You are likely to find many approaches to basing infantry among the members here. So you will get to chose from many good ideas.

I suggest taking a look through the "Show us yer stuff" thread, and the "AARs" thread, as a starter. You'll see lots of good approaches.

You don't mention what the ground scale is in your rules. Most "armor skirmish" level rules (1:1 unit scale for vehicles, 1:squad or 1:fireteam unit scale for infantry) use a ground scale of 1:1000 or 1:2000. This can also be presented as (approximately) 1in = 25yds or 1in = 50yds in the rules.

If you are using 1:1000 rules, your infantry squad of 8-10 guys is occupying an area 40yds wide by 25 yds deep. That's not too bad, except in close terrain. But with 1:2000 scale rules your occupying an area 80 yards wide with one squad. That seems excessive to me. Makes it pretty hard to give a battalion a 750-1000yd frontage.

I have chosen to base my figures on pennies. This places the squad in a circle of about 20yds diameter. Here, for example, is a WW2 Italian infantry company:

Image
I have found pennies to be very robust. They are heavy, so they stay put on the table. They are readily available, and cheap (I get 100 for a dollar). They are a little small for 5 figures (I do have some five-figure mounts), but fine for 4.

They are easy to pick-up, although folks (myself included) will still pick them up by the figures as often as not. This is one reason I like GHQ's new infantry so much better than the other major US maker. I have a fair bit of the other guy's stuff (from before GHQ's new individual infantry came on the market), and I don't think I've ever played, nor even just taken them out to look at them, withoug crushing a few figures off of their stands. Just too bloody fragile for me.

I think it is Will (ComOpsCntr on this forum) who has a very clever technique of putting small nails or tacks on his bases to provide a peg as a grip for ham-fisted gamers (like me) to use to pick them up. You should check out some of his posts for pics.

I don't mark unit details on my infantry anymore. Used to in years gone by. Sometimes on the top, sometimes on the bottoms. With pennies, you can buy round white self-adhering labels at your office supplies store, which you can put any info you want onto and paste onto the bottoms of the pennies.

When I was putting unit IDs on, I did much like you, except without spelling out the alphabet. So Abel 1/1 for you would be A1-1 for me. One problem I found with this was the added burden of research into the small unit TOEs of every nation I wanted to game. For example, some countries will designate A, B, C companies in each battalion, others will run through Z, and so have only one A company in the regiment. Others designate the companies numerically, rather than by alphas. 1st company, etc. That level of detail is hard to dig up.

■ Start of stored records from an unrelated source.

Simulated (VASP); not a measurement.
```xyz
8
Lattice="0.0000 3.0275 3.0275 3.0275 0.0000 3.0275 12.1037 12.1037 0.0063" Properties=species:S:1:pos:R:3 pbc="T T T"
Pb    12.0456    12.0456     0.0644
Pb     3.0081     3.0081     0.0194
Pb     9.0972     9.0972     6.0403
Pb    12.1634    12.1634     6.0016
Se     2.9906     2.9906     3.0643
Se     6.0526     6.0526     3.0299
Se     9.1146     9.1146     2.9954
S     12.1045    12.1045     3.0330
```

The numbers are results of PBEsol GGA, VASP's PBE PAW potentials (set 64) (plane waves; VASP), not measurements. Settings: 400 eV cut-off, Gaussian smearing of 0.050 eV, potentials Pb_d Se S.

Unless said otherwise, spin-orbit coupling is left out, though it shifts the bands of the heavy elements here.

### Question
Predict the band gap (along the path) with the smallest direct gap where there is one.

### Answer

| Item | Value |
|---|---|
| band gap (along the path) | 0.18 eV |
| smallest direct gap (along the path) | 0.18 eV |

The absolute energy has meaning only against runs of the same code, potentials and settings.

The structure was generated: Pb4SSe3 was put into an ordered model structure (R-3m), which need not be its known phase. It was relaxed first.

One issue I discoverd when marking unit identifiers on the tops of the stands ... some gamers will specifically target your command squads in the hope of causing your morale throws to fail. That's not an entirely illegitimate tactic, as in war troops are very much encouraged to target enemy commanders, and some armies were particularly prone to dislocation when units lost their COs. So, as with real armies in wars, I don't want to advertise exactly who is where in the hierarchy.

Another problem was the lesser flexibility. Build a company ... fine. But always use every piece in that company only as a part of that company? Restricts my gaming. Often, my scenarios don't give each side full TOEs. You might get a dimished battalion, with three companies each with only two platoons and a total of 5-8 surviving squads in one of my games. I can build that from a full-scale company plus a couple extras. But not if they're all marked as Alpha coy units.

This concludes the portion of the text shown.